The play “Antigone” is a tragedy by Sophocles. One main theme of the play is Religion vs. the state. This theme is seen throughout the play. Antigone is the supporter of religion and following the laws of the gods and the king of Thebes, Creon, is the state. In the play Creon has made it against the law to bury Antigone’s brother, something that goes against the laws of the gods, this is the cause of most conflict in the story. This struggle helps to develop the tragic form by giving the reader parts of the form through different characters.
Pride is the cause of the main conflict in Sophocles’ play, Antigone. Everyone should have pride, but Creon had too much of it and that blinded him. His pride in his power and abuse of authority was his tragic flaw that ultimately led to his downfall. On the other hand, Antigone takes pride in her beliefs and has the courage to speak out for what she thinks is right. For this, Antigone is seen as an honorable character and the hero of the play. It is shown that there are often two sides to things; pride can be both a source of strength and self-destruction.

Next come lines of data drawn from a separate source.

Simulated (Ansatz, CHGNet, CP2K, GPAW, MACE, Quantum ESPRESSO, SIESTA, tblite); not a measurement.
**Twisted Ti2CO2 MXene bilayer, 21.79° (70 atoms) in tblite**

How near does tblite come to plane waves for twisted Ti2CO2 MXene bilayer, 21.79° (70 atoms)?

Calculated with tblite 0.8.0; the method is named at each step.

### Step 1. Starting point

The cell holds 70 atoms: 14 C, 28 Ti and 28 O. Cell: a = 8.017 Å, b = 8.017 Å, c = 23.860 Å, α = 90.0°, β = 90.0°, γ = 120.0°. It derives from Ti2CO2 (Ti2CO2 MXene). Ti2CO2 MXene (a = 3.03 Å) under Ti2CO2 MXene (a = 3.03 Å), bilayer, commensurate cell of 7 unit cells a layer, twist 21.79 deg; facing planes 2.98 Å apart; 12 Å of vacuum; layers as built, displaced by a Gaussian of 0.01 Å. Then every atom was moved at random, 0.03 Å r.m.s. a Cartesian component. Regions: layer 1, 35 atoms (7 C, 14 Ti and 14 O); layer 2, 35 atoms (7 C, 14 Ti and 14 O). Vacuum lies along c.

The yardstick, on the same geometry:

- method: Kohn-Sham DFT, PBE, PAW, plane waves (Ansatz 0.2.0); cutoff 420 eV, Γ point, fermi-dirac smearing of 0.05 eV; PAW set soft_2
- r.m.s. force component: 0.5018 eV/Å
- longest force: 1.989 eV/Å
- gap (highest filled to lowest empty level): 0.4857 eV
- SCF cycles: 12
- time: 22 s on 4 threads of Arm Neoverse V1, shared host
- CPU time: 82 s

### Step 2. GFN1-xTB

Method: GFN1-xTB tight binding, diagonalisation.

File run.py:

In the play Antigone by Sophocles, the importance of family over authority is heavily expressed. With Antigone’s opening scene, to the interaction with Haimon and Creon, and then ending with Creon's loss of his family due to his mistakes, the story expresses the moral of family over the law.
The modern reader often considers the protagonist to be the hero of the story. Antigone is no exception to this behavior, as readers tend to characterize Antigone as the hero who defies the state in favor of blood ties and Creon a villain who wrongly denies the burial of Antigone’s brother. The western world values individualism greatly and that shows in its praise of Antigone, and to further embed the hero/villain image, Creon’s actions are seen as barbaric, as to disrespect the dead, friend or foe, is seen as a depraved and evil act. It is only fair to judge the story of Antigone and its characters by modern moral standards and values as they are the only ones we truly possess, but stories are meant to be read through the lens of it’s culture’s own standards and values. Donning the metaphorical eyeglass of ancient Athenian values causes a shift in the lines of hero/villain, a shift where Antigone is the one committing
Antigone and Creon, protagonist and antagonist, hero and anti-hero; neither character is fully one role. In the play, Antigone, there is a constant struggle to define what is a just act and whether the kings or the gods create the true laws. Antigone, desired to bury her deceased brother, Polyneices, unfortunately it was decreed a capital punishment to do so by King Creon. Antigone saw much of her family die; the only blood relative left is her sister Ismene. But it is more than closure that Antigone wants when burying Polyneices. King Creon is Antigone’s uncle (but they are no family); and certain events in the past involving Antigone’s family led to Creon becoming king, leaving many dead in the path. While Polyneices was suspected to be a traitor by Creon, this is irrelevant because to the citizens of Thebes, everyone deserved a proper burial. Antigone buried Polyneices and it ultimately resulted in her death. Although, it was not how one might have expected it to occur. Her reasons for doing so include fighting against patriarchy, protesting Creon’s rule, fame and the most obvious one, simply to give her brother the burial he deserves. King Creon, on the other hand, has numerous reasons why he could not repeal his ban on burying Polyneices, which consist of being certain he was a traitor, to not appear nepotistic, because he is always right, and misogyny. Without further inspection, these two characters seem opposites, clear enemies; but that is until one understand the
The Greek tragedy, Antigone, explores a dramatic conflict between the individual and the state. The epicenter of this tragedy revolves around the juxtaposition of Antigone and Creon—symbols of the moral law and the human law. They embody moral arguments that converge in opposition to one another, but since both parties failed to accept each other’s opinion, both were defeated at the end. This ensures no explicit answer on which side should take precedence over the other, making the play ambiguous and open to debate. With this, the Greek playwright Sophocles conveys the message that although people’s ideologies clash, a conflict will remain unresolved when both parties are intolerant of each other’s views.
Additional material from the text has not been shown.